Aerial view of Havre de Grace, Maryland, in autumn.
Aerial view of Havre de Grace, Maryland, in autumn. Image credit Wirestock Creators via Shutterstock.

Havre de Grace, named after Le Havre, a major French port city, is a serene Harford County hamlet at the head of the Chesapeake Bay and the Susquehanna River’s mouth, around 40 miles northeast of Baltimore. The town’s strategic location has made it the most coveted recreation and tourism destination especially renowned for its astounding bayfront views, elegant properties in the National Register-listed Havre de Grace Historic District, marinas, the restored Havre de Grace Promenade & Boardwalk, and captivating museums like the Havre de Grace Maritime Museum, Lock House Museum, Concord Point Lighthouse, and Decoy Museum. Havre de Grace’s two state parks: the Millard Tydings Memorial Park and the Susquehanna State Park are perfect for family-friendly activities like picnicking, camping, bird watching, hiking, fishing, boating, and horseback riding amidst spectacular surroundings.

Mount Airy

Main street in Mount Airy, Maryland.
Main street in Mount Airy, Maryland. Image credit: Acroterion via Wikimedia Commons.

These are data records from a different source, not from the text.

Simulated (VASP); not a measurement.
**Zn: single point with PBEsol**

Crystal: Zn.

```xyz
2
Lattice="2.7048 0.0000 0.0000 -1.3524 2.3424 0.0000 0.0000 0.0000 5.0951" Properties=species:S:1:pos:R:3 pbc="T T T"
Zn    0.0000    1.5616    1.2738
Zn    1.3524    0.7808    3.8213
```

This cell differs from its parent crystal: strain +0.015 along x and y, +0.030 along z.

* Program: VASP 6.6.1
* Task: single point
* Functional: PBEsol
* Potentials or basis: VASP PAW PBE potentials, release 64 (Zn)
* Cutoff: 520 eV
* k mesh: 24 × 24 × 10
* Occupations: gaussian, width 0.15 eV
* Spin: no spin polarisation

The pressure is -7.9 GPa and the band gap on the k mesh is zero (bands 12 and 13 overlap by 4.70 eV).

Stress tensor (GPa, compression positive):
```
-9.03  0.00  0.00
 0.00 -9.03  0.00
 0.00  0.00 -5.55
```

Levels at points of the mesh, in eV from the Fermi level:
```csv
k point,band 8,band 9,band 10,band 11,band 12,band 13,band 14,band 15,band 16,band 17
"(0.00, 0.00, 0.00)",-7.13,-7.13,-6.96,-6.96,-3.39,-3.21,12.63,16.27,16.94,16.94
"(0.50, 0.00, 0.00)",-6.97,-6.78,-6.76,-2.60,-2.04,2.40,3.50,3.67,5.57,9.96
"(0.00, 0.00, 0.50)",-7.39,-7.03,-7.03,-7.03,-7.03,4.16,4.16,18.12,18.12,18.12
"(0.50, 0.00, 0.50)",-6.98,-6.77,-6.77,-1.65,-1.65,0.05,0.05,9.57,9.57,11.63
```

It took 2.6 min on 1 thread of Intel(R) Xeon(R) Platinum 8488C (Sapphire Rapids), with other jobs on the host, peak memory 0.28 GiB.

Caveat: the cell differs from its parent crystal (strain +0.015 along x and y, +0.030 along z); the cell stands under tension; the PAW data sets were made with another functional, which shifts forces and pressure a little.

Mount Airy, placed on the border between Carroll and Frederick counties, forms a part of both the Baltimore-Columbia-Towson Metropolitan Statistical Area and the Washington Metropolitan Area. First settled in 1830 along the Baltimore & Ohio Railroad line, the town’s formal name was suggested by an Irish B&O worker, who while working on a windy day complained about his freezing ears due to the cool winds that blew across the railroad station at Parr’s Ridge. Mount Airy’s Main Street is lined by several buildings dating back to the late 19th or early 20th centuries, besides a plethora of boutique shops, parks, cafes, diners, galleries, farms like Knill’s Farm Market, Gaver’s Farm, and locally-owned wineries and breweries such as the Elk Run Vineyards, Black Ankle Vineyards, the Stillpoint Farm’s Milkhouse Brewery, and Linganore Winecellars.


The historic district of Berlin, Maryland.
The historic district of Berlin, Maryland.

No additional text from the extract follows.